Understanding How Ultrasonic Sensors Work


Ultrasonic sensing is one of the best ways to sense proximity and detect levels with high reliability.

Our technical support gets emails all of the time about how our sensors work and what environments our sensors work (or don’t work) in.

This guide was created as an introduction to ultrasonic sensing, it’s principles, and how ultrasonic sensors work in your applications.


At a top level, you need to know what an ultrasonic sensor is…

What is an ultrasonic sensor?

An ultrasonic sensor is an instrument that measures the distance to an object using ultrasonic sound waves.

An ultrasonic sensor uses a transducer to send and receive ultrasonic pulses that relay back information about an object’s proximity.  

High-frequency sound waves reflect from boundaries to produce distinct echo patterns.


How Ultrasonic Sensors Work.

Ultrasonic sound vibrates at a frequency above the range of human hearing.  

Transducers are the microphones used to receive and send the ultrasonic sound.

Our ultrasonic sensors, like many others, use a single transducer to send a pulse and to receive the echo.  The sensor determines the distance to a target by measuring time lapses between the sending and receiving of the ultrasonic pulse.Basic Sonar Illustration


Why use an Ultrasonic Sensor?

Ultrasound is reliable in any lighting environment and can be used inside or outside.  Ultrasonic sensors can handle collision avoidance for a robot, and being moved often, as long as it isn’t too fast.  

Ultrasonics are so widely used, they can be reliably implemented in grain bin sensing applications, water level sensing, drone applications and sensing cars at your local drive-thru restaurant or bank.

Ultrasonic rangefinders are commonly used as devices to detect a collision.  

Ultrasonic Sensors are best used in the non-contact detection of:

  • Presence
  • Level
  • Position
  • Distance

Non-contact sensors are also referred to as proximity sensors.

Ultrasonics are Independent of:

  • Light
  • Smoke
  • Dust
  • Color
  • Material (except for soft surfaces, i.e. wool, because the surface absorbs the ultrasonic sound wave and doesn’t reflect sound.)

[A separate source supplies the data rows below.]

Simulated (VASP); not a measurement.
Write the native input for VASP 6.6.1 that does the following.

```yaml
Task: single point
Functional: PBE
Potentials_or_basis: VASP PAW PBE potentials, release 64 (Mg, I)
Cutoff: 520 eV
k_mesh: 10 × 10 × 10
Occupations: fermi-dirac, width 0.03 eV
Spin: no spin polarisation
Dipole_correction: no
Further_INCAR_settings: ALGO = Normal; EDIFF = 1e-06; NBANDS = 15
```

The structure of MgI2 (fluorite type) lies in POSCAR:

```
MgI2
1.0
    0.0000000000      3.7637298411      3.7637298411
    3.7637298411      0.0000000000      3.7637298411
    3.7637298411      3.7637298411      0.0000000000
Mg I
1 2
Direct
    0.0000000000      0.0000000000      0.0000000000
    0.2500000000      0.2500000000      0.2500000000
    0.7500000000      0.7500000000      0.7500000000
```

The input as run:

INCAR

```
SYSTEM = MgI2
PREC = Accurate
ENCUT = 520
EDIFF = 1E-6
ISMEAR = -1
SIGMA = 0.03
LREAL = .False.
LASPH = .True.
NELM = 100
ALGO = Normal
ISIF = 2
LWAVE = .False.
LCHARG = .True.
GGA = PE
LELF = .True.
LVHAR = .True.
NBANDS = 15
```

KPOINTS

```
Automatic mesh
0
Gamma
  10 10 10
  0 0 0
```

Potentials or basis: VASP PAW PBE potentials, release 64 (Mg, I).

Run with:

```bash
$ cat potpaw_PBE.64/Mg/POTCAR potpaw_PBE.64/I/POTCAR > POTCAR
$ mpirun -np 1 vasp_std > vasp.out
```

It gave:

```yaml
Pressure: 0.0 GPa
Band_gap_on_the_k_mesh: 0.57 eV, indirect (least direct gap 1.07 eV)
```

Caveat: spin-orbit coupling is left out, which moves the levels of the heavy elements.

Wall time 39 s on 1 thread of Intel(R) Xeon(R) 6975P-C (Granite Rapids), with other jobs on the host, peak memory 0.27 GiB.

Long range detection of targets with varied surface properties.


Ultrasonic sensors are superior to infrared sensors because they aren’t affected by smoke or black materials, however, soft materials which don’t reflect the sonar (ultrasonic) waves very well may cause issues. It’s not a perfect system, but it’s good and reliable.


Applications Involving Ultrasonic Detection:

    • Ultrasonic Distance Measurement
      • Ex. Distance measurement would be applied in a garage parking application, sensing when a vehicle is pulled completely into a garage.
    • Ultrasonic Obstacle Detection
      • Our UAV Sensors for Drones as well as our proximity sensors that are used for robots are for obstacle detection.

Ultrasonic sensors are a reliable, cost-effective solution for distance sensing, level, and obstacle detection.

Once you understand how ultrasonic sensors work and what ultrasonic technology is perfect for and not so good for, you can make a more educated decision on the right sensor system for your application.  

Take a look at our patent pending solution for sensing cargo in 53′ trailers to detect the fullness or absence.  Read about the Trailer Cargo Sensor.


Review our product catalog and contact our Technical Support Team by clicking the button below to get help selecting a sensor.


Understanding How Ultrasonic Sensors Work
Article Name
Understanding How Ultrasonic Sensors Work
If you're considering using ultrasonic technology to sense in your project there are things you need to understand. This article provides information on how ultrasonic sensors work.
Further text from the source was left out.